Impatience is an impulse to alter or impose. Suicide is a kind of impatience people rarely understand, I replied to the friend, and quoted an Elizabeth Bishop letter in defense.
—
IN THE LAST year of high school I had the habit of playing truant, not worried about being caught. I was in charge of keeping attendance, trusted by the teachers, once in a while persuaded by my classmates away from accuracy. On one dreary winter afternoon, I skipped classes and walked in the run-down alleys near the school—now these alleys are lined with chic pubs and sophisticated eateries catering to expats and tourists. I was looking for a place I had read about in newspapers—the first and only one of its kind in the city, the article had said. This was before the time of telephones, and I did not have a map. It took me nearly two hours to find the place, a quadrangle among residential quadrangles, with more than ten plaques bearing the names of different organizations by the gate. I entered the courtyard and saw stacks of coal bricks piled up near one wall, several bicycles leaning against another. A woman came out of a door and asked me what I wanted. I’m looking for the Office of Volunteers for the Mental Health of the Next Generation, I said. The woman sighed heavily. I can’t believe it, she said to someone inside; here’s another one of those crazy kids. She then turned to me and said, They are not in today; go back and live your life, don’t ever come here again.

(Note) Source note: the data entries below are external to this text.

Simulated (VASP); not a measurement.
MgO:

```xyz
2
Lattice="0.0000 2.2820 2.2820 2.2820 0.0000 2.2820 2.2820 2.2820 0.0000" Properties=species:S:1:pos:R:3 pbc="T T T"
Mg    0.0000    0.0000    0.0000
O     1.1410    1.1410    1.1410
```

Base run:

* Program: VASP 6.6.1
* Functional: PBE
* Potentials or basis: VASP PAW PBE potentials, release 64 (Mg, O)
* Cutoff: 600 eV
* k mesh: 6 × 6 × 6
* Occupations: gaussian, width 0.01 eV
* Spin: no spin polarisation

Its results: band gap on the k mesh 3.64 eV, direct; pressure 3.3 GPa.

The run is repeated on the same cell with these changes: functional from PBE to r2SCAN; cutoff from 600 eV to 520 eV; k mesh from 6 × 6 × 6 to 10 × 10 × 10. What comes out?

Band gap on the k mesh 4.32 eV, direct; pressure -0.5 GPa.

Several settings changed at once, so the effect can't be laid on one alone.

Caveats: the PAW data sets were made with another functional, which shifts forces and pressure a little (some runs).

The indifference of strangers is not far from that of characters, yet the latter do not make one feel exposed. They have no interest in interfering with my life; they have neither the time nor the curiosity to ask me questions; they do not preserve me in the amber of their memories. What else does one want from people but that kind of freedom—an existence closest to nonexistence?
The indifferent, though, have their powers. Again and again I let them usurp my dreams, and again and again they evict me from their world, oblivious of any attachment. Now go back to your real life —they dismiss me with the same words I used to end my phone calls to friends with, dismissing myself and masking it with lightheartedness. Do you, a friend asked me years ago, understand that you are in people’s real lives? I remember feeling shocked—at the time, the only real people were my characters. When a book is finished, to mitigate the emptiness of their leave-taking, one kills them in a gentle manner—if there is any violence in imagining the action it is as secretive as a suicidal thought lodged in the corner of one’s mind. Is writing not my way of rehearsing death?
I had gone to London with the thought of erasing a novel from the record, telling people it could not be finished and leaving the draft entombed in my computer. Not a rehearsal of death, but a clean severance. This novel had brought out of me unkindness against others and uncharitableness against myself. It had nearly derailed a friendship. It made me question which life—mine or the book’s—mattered; perhaps neither did. Years earlier my husband had cautioned me that writing would require more than a scientific career. No real madness, no real art, he quoted an old Chinese saying, but I had refused to consider it an obstacle. If I had writing, what was there to fear?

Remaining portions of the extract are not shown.